What can we expect from some of the prominent players on the Utah Jazz

Denver Nuggets v Utah Jazz Photo by Melissa Majchrzak/NBAE via Getty Images

Training camp is just around the corner and the Utah Jazz will be prepping for one of the most promising seasons in team history. Now that we know what the final product will be for this upcoming season, at least until the trade deadline, let’s take a look at what to expect from some of the more prominent players on the Jazz expected to make an impact.

Royce O’neale

Best Case Scenario: Starter, Most Improved Player

Worst Case Scenario: End of the bench

Utah Jazz v Houston Rockets - Game Two Photo by Bill Baptist/NBAE via Getty Images

One of the players with the widest variance of possibilities, Royce O’neale has the potential to have a major impact for the Jazz.

For two seasons O’neale has proven to be an elite level defender. His agility combined with surprising strength is an awesome combination defending some of the best wings in the league. In a league where switching has become vital to being a good defender, O’neale is as good as anyone out there. That strength and switch-ability makes him a very legit candidate to start at the 4 for the Jazz.

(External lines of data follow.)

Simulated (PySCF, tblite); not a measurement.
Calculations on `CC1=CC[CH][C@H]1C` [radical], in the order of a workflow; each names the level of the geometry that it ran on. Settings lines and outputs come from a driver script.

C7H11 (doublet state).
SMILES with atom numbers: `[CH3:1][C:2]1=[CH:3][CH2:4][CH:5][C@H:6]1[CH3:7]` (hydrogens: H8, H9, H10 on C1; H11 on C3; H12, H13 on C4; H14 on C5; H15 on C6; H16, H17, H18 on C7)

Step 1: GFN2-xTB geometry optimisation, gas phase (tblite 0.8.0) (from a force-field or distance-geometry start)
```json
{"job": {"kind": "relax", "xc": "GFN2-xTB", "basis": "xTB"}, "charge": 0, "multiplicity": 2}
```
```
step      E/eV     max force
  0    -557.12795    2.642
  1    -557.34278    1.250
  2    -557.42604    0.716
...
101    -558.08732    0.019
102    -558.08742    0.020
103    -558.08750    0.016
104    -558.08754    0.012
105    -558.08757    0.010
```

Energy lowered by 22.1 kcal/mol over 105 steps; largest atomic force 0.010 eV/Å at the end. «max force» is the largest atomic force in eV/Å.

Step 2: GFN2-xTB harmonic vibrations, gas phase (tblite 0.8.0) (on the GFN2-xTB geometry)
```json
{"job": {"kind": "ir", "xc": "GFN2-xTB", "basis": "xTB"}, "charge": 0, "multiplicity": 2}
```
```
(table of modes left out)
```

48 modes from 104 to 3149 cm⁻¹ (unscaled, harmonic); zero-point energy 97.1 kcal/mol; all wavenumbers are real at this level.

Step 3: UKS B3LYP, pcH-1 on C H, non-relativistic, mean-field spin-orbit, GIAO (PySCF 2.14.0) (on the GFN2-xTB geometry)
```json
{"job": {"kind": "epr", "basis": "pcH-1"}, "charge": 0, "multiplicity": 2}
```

On the offensive end is where things can get shaky. But there’s a lot to like!

As a three point shooter, O’neale has shot 37% from three for his career and shot 38% last season. The problem? He only takes around 2 per game.

When you watch O’neale play it’s not surprising. At times he seems reticent to shoot and moves the ball when he doesn’t need to. That’s a problem when the offense works to create an open spot up three and it’s frustrating when O’neale has proven to be such a good shooter.

Luckily, that’s fixable.

If O’neale can take 4-5 threes per game and do it within an offense that will be vastly better next season, the Jazz have a potent weapon on their hands.

When you consider how dominant O’neale is on defense, combined with his shooting, he can be that dynamic stretch four the team has been looking for for years.

Georges Niang

Best Case Scenario: Rotation player, Spot starter

Worst Case Scenario: A season of DNP-CDs

Utah Jazz v Phoenix Suns Photo by Michael Gonzales/NBAE via Getty Images

Niang brings a huge skill set on the offensive end. He can literally do it all. Whether it’s rebound and go, shoot, pass or post up, Niang can do it. It’s why it’s Jazz fans shouldn’t be surprised if we see around 20 minutes per game from the best personalty on Cameo.

And when I say shoot, I mean it. Niang is a bonafide 40% three point shooter and is willing to let it fly. But last season, in his first year getting real NBA time and minutes, there were times like it looked like it took a toll on Niang.

The good news is all signs point to a great offseason. What if Niang comes into the season in better shape than ever and can carry a full load? His offensive talent makes will make it really hard to keep him off the floor.

To reach his potential he’ll have to prove it on the defensive end. Watching Niang play he looks like he can pass for an average defender. That can be good enough when Rudy Gobert is behind you, but Niang has to prove he can defend opposing fours and still produce on the offensive end.

If he can do that, the “S” in Georges might stand for starter.

Dante Exum

Best Case Scenario: Sixth Man of the Year, Most Improved Player

Worst Case Scenario: More health issues and more lack of development

Oklahoma City Thunder v Utah Jazz Photo by Melissa Majchrzak/NBAE via Getty Images

The biggest question mark for the Jazz since his career began, Dante Exum comes into the season with as much promise as ever before.

With his injury history, Exum has missed out on a lot of development. That doesn’t just mean skill development but time playing within an offense. And when you play within a Quin Snyder offense, that’s really tough to overcome.

But with the talent the Jazz have added, things might get easier.

That’s the biggest benefit of adding talent that fits, things get simpler. Now, instead of having a million screens and actions to make up for a lack of shooting, the offense will have simpler actions with more space. Therefore, Exum might be looking at the best spacing and simplest actions of his career. With his speed and athleticism, he has a chance to be a terror for opposing wing defenders.

On the defensive side we know what Exum is capable of. His ceiling as a defender is 1st team all defense. He proven to be one of the only players in the league that can stop James Harden. I’m not exaggerating either. In the playoffs two seasons ago, Exum hounded Harden in a way no one else in the league can. If it weren’t for Chris Paul, Utah would have been facing the Warriors. This offseason he’s added size that makes him, as a switching defender, incredibly valuable.

Exum’s role this season will likely be off the bench as an attacking wing with underrated passing ability. If he can reach his potential, he is going to turn a lot of heads and make the Jazz an elite team.

But as is always the case with Exum, he has to stay healthy. Not much else has to be said about this. Exum continues to have a huge ceiling, let’s hope this is the year we see how close he can get to it.